That’s about it, though.
I never seem to meet anyone who has heard “All Over The Place” all the way through. I’ve never meet anyone who knows the words to “Complicated Girl” or “Bell Jar”. And forget finding someone who knows the Bangles got back together and released a strong album called “Doll Revolution” in the early 2000s. All in all, it seems like everyone’s mostly just forgotten about them. “The Bangles? Oh yeah. Walk Like An Egyptian. They must have sucked.”
I wonder why that is?
Because when I went back and dug out their records I found a catalog that seems like it would be pretty appealing in today’s media climate – a relatively early all-female rock band full of music obsessives who mixed solid songwriting and shimmery guitars with 4-part harmony and designs on being the female Beatles.
Ok, so they missed that mark. Big deal. Everyone misses that mark.
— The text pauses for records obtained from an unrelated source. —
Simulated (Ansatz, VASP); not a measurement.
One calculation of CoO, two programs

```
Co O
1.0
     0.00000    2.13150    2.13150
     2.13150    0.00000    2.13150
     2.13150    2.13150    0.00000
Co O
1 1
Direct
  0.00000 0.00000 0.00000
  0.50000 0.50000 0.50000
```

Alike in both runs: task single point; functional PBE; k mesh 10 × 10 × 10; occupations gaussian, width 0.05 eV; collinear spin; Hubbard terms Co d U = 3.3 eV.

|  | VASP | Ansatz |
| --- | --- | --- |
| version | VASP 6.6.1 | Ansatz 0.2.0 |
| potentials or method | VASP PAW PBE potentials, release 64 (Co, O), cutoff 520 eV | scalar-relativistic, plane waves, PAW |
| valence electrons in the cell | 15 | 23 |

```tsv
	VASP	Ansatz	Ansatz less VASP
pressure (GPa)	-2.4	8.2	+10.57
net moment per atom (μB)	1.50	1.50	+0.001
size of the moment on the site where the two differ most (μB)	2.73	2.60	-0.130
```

Is it the fact that they sometimes co-wrote with a bunch of L.A. songwriting ringers? That there were rumors of studio musicians playing on some of their tracks? Ignoring that the group is clearly musically capable in live footage, do those stories even matter anymore, post-Poptimism? Do we throw the Beach Boys under the bus for the same reason?
Is it that they outgrew their garage band roots and are remembered more as a pop band, rather than an indie one? Is it that you can’t “discover them for yourself,” the way you can discover, say, The Slits or the X-Ray Specs? Is it that they weren’t punk enough? (Hell, the Bangles’ bass player was in The Runaways. What more punk rock street cred do you need?)
Or is it simply that no one thinks to even try? Maybe those three hits just turn people away. Maybe it’s as simple as that.
So… anyway… I like the Bangles is what I’m saying and I’m going to give you guys some examples of them at their best. If I’m truthful, the Bangles do suffer from 80s production gimmicks, some of which I can’t defend. They’re a bit like Cyndi Lauper in that respect. But even toward the end of the 80s you can hear, under those icy synthesizers and all that reverb, the fun little chick rock band that started by playing “Heat Wave” in the Peterson sisters’ garage. That wonderful core makes it all worthwhile to me.
They didn’t start out as the Bangles, though…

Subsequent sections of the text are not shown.